Investors may not care about a lot of legal terms (legalese), but most investors know the term “statute of frauds” – that when there is no written contract for real estate, no contract exists; in other words, a court can’t enforce an oral contract for real estate. It is from this understanding that when an investor gets sued by a partner for an interest in real property, they are quick to argue that there was no written contract and therefore the other party is barred from any relief. While the statute of frauds could apply, that is not the end of the discussion. As lawyers all know, there are exceptions to every rule.
The statute of frauds is an old legal doctrine that a contract for real property cannot be enforced against a party unless that person signed an agreement in writing. Now a signature can take many forms, including merely initials, and a written agreement can be anything from notes on a napkin to a 30page contract. However, the gist is that there must be a written document that sets forth the important terms, and that document must be acknowledged or agreed to by the party to be bound.
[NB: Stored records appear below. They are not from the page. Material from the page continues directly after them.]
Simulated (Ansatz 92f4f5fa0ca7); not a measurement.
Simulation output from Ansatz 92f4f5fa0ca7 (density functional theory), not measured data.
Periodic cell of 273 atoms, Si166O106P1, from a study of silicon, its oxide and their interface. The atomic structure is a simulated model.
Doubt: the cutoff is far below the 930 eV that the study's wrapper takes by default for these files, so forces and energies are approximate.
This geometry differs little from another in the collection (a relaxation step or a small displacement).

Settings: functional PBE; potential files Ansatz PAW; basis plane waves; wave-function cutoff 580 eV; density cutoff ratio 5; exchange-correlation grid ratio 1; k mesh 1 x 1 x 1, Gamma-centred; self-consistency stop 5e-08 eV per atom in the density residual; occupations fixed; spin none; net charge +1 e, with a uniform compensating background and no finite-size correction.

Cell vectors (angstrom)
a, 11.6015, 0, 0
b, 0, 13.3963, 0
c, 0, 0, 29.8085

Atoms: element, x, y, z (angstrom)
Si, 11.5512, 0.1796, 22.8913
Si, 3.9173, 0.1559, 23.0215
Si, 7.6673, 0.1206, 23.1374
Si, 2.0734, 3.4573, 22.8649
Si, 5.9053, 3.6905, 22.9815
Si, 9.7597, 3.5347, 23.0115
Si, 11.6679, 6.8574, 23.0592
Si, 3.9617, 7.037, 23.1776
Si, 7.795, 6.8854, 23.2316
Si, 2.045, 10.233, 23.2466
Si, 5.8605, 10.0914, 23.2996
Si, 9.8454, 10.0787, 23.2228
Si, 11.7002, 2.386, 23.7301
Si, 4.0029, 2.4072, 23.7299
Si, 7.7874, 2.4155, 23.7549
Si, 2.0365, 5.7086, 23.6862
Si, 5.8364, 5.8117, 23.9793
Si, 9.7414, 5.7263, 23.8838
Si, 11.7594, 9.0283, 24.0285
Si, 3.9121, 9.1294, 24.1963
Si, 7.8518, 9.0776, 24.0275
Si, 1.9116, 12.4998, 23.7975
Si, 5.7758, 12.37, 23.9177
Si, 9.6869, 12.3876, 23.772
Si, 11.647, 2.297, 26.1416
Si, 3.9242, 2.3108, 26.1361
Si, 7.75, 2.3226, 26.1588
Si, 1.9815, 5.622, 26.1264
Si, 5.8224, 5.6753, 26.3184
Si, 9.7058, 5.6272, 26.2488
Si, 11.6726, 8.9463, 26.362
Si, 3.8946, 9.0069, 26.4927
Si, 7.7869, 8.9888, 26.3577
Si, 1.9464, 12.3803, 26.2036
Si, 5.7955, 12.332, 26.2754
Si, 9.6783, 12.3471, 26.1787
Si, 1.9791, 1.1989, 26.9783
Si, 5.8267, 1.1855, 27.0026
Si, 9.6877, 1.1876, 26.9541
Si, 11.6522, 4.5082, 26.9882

In a typical real estate sale, this happens every time. A buyer submits a formal written contract to the seller and then the seller signs the contract. The contract sets forth what property is being sold, the purchase price as well as the date of close of escrow. Those are the most important terms. The contract will also contain other terms, such as disclosures and contingencies. Now, think for a second about the situation where a buyer and a seller are negotiating. Even if they have agreed to all of the material terms, unless they put that agreement into writing and sign it, neither party is bound. A seller could still sell the property to someone else or the buyer could elect not to do anything. Neither party could enforce the contract against the other – because there was no written contract for real property. The statute of frauds has very logical underpinnings – it would be impossible for a court to enforce terms that were only discussed orally, and also parties need a clear demarcation when they have passed negotiations and actually entered into a binding contract.
In a related, but different circumstance, we regularly see business partners sue each other over real estate. Maybe one partner had title in their name and the other wants to be put on title. Maybe one partner wants to force a sale or get their equity, but they aren’t on title. When the party that is not on title sues the titleholder, things get messy. We have been on both sides of this litigation and the short story is that it’s a complicated mess.
The partner who is on title always points to the statute of frauds and argues that there is no written agreement and thus the other partner can’t file suit. They basically claim that although they did work together, there was nothing in writing and thus the other party is prohibited from any recovery. While the statute of frauds would appear to bar this type of lawsuit, there are exceptions to the rule based upon constructive trust, equitable principles and partnerships. A court may impose a constructive trust whenever title to property has been obtained through “fraud, misrepresentation, concealment, undue influence, duress or through any other means which render it unconscionable” for the holder of legal title to continue to retain and enjoy its beneficial interest. This gives the court great latitude to give relief to the person who is not on title. Further, if partners are in the business of sharing profits from the purchase and sale of lands, the statute of frauds wouldn’t bar lawsuits between partners. This is because the lawsuit wouldn’t be over a specific property, but rather one partner would be suing for his alleged interest in the “partnership.” Please note that this is an oversimplification and there are complicated nuances to these arguments.